Who is Jake Webb?
The founder and president of Slash MGMT, Jake Webb, is a self-described “military brat.”
He shares this is “important in the sense that I, when I was a kid, every two years would like move and I would just move to a different country, different state, whatever.”
The constant moving gave him a strong passion for different cultures and art.
“I kind of like really found that I wanted to work with artists, and at the same time, I also had the same vision of “I want to do that, but I want to be a businessman.” and “Like, how do I merge that?” I didn’t know.”
Eventually, Jake began working in LA at an ad marketing agency, where he managed high-end entertainment and celebrity endorsement deals, such as sponsoring Kelly Clarkson.
“And so all that was important because for me to kind of see these macro deals [because] that informed these micro-influencer deals today.”
Starting Slash MGMT
Jake founded Slash MGMT after he realized some of the unfortunate setbacks of the industry.

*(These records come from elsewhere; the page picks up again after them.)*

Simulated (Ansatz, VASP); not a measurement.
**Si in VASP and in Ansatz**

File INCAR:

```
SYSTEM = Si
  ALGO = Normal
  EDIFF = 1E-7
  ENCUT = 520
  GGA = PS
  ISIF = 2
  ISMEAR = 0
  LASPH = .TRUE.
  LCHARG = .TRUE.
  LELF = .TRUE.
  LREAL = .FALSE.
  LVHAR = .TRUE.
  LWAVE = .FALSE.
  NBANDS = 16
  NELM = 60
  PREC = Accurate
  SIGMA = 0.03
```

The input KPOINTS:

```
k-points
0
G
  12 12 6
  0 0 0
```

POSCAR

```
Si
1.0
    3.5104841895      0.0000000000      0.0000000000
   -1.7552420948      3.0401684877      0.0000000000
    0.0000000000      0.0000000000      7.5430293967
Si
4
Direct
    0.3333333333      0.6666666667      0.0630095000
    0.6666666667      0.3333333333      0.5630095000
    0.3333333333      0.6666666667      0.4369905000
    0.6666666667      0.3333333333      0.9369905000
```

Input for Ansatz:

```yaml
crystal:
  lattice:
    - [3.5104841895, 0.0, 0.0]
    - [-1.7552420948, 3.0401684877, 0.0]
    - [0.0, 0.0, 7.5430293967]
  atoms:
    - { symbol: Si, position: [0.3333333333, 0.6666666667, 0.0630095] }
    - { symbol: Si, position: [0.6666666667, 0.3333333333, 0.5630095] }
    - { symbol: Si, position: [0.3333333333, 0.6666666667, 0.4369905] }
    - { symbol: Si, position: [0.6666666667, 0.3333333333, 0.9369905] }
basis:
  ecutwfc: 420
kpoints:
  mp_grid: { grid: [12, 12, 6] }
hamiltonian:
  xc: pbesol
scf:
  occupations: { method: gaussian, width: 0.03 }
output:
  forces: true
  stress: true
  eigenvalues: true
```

“For example, I was promoting my client Nikita Dragun [who at the time was much less well known], and they were like oh, she’s not sellable [because] she’s trans, and I was like, this is insane. So, I kind of was like, I can’t work at this company longer, but I can take my roster of clients I really believe in, and I can build something.”
The name Slash came from, “it’s like a joke on the fact that when I first came to LA… like people would make fun of artists with aspirations that were just in many different kinds of creative verticals because they’re like you have to specialize.”
For example, if an artist was an “artist/dancer/actor/model.” However, this diverse creativeness is now celebrated in the creator economy, and many influencers find they need to fit into many roles.
What is Slash MGMT Today?
Two and a half years later, Slash MGMT has 10 talent managers and creative producers. Some of Slash’s biggest clients have included Dinah Jane (5.2M), Nikita Dragun (14.3M), Pressley (7.3M), Tati Mitch (5.3M), Snitchery (3M), and more.
Slash MGMT has a strong focus on supporting and advocating for BIPOC creators with unique, innovative campaigns and programs. They’ve also partnered with many huge brands, including Savage x Fenty, Neutrogena, P&G, Benefit, AT&T, and Sephora.
What is the Talent Process?
When considering creators for representation, Jakes share that they “look for a story, like I really want to get behind someone that has a unique point of view, has a unique vision, has a unique, just something that we can really get behind and build and that’s why it’s always a matter of having a first conversation.”
The first conversation with Slash MGMT is crucial for understanding a creator’s chemistry, energy, vision, and much more. Work ethic and reputation are other crucial factors.
Slash MGMT also looks at an artist’s social numbers, such as their engagement, followers, etc. As is the case with many talent management companies, Slash MGMT looks out for creators that have purchased followers or have significant discrepancies between views and engagement across posts.
Promoting a Talent Agency
Slash’s PR team works diligently to share their message and testimonials online. They have multiple social media accounts, including Instagram, where they speak to clients and potential clients.
“We’re really trying to use our [work] credits to kind of speak for ourselves.”
Slash MGMT works to create stunning campaigns between influencers and brands. Over the years, they’ve worked on many influencer marketing campaigns for companies like Neutrogena and Mac.
“Nikita Dragun, who is an entrepreneur – We’re able to basically be this in-house studio for her brand, [which] doesn’t really [have] these costs that normal other startups would. And she’s able to essentially like have us do every campaign.”
Nikita Dragun x Benefit
Some of Jake Webb’s favorite influencer collaborations have been communal community experience collabs.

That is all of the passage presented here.